Non-Black Muslims and Malcolm X

After participating in a recent panel discussing the life and legacy of Malcolm X, I was given over to contemplating Malcolm’s appropriation, image, and rhetoric by non-black Muslims. I have found a couple of curious observations.

First, it seems that most non-black Muslims take, what I will term, the Morgan Freeman approach to racism:

“How are we going to get rid of racism? Stop talking about it!”

The above comment, taken from a 60 Minutes interview with Mike Wallace, partially sums up what I’m talking about. Please, oh please!, would y’all black Muslims just stop talking about that damned race thing!…

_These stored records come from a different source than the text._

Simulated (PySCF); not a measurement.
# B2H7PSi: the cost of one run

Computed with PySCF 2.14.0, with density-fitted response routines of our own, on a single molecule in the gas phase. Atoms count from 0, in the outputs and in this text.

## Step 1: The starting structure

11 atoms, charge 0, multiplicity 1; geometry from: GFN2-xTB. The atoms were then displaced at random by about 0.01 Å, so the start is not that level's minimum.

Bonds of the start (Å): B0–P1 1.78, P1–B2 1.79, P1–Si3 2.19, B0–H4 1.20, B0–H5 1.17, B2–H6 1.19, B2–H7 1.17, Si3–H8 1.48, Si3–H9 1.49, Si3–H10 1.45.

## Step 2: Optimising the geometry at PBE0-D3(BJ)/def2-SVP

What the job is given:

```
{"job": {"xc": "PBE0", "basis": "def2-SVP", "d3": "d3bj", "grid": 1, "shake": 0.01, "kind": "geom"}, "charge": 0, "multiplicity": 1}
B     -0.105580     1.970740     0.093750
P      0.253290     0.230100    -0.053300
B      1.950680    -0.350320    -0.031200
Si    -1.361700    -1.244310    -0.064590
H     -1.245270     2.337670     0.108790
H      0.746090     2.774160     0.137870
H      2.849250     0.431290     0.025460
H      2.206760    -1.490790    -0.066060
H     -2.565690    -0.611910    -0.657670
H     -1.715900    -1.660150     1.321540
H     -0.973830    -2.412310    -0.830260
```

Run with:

…Unless of course you want to talk about Palestine, Kashmir, Afghanistan, or any other place on the earth that’s been colonized, brutalized, or terrorized by whites. And yet for all of its obviousness, many if not most non-Black Muslims refuse to look white supremacy squarely in the eye. Is it because non-black Muslims do not want to insult whites as a whole, painting them with the same broad brush many whites paint them with? Is it further complicated because some of them see themselves as (or long to be) white? Further investigation may be necessary to divulge the answer.

What I do know, personally, after careful observation, is that non-black (and a few black!) Muslims are going to have to make an important decision: either Malcolm — the real Malcolm — was opposed to white supremacy (which is not concomitant to being opposed to white people!), a.k.a., racism, meaning that they too should be equally committed to combating white supremacy (the true villain we all have been battling these long centuries including white people!) or find another cultural figure to appropriate because we’d like our brother back. For without a doubt, one cannot have Malcolm Little, El-Hajj Malik El-Shabazz — رحمه الله تعالى — without talking about white supremacy.

XSpeaks — “The House Negro and The Field Negro”

There were two kinds of Negroes. There was the old house Negro and there was the field Negro.  And the house Negro always looked out for his master. When the field Negro got too much out of line, he held him back in check. He put ’em back on the plantation.

The house Negro could afford to do that because he lives better than the field Negro. He ate better, he dressed better, and he lived in a better house. He lived right up next to his master—in the attic or in the basement. He ate the same food his master ate and he dressed in the same clothes. And he could talk just like his master—good diction. And he loved his master more than his master loved himself. That’s why he didn’t want his master hurt.

If the master got sick, he’d say, “What’s the matter, boss, we sick?” [Laughter] When the master’s house caught afire, he’d try and put the fire out. He didn’t want his master’s house burned. He never wanted his master’s property threatened. He was more defensive of it then the master was. That was the house Negro.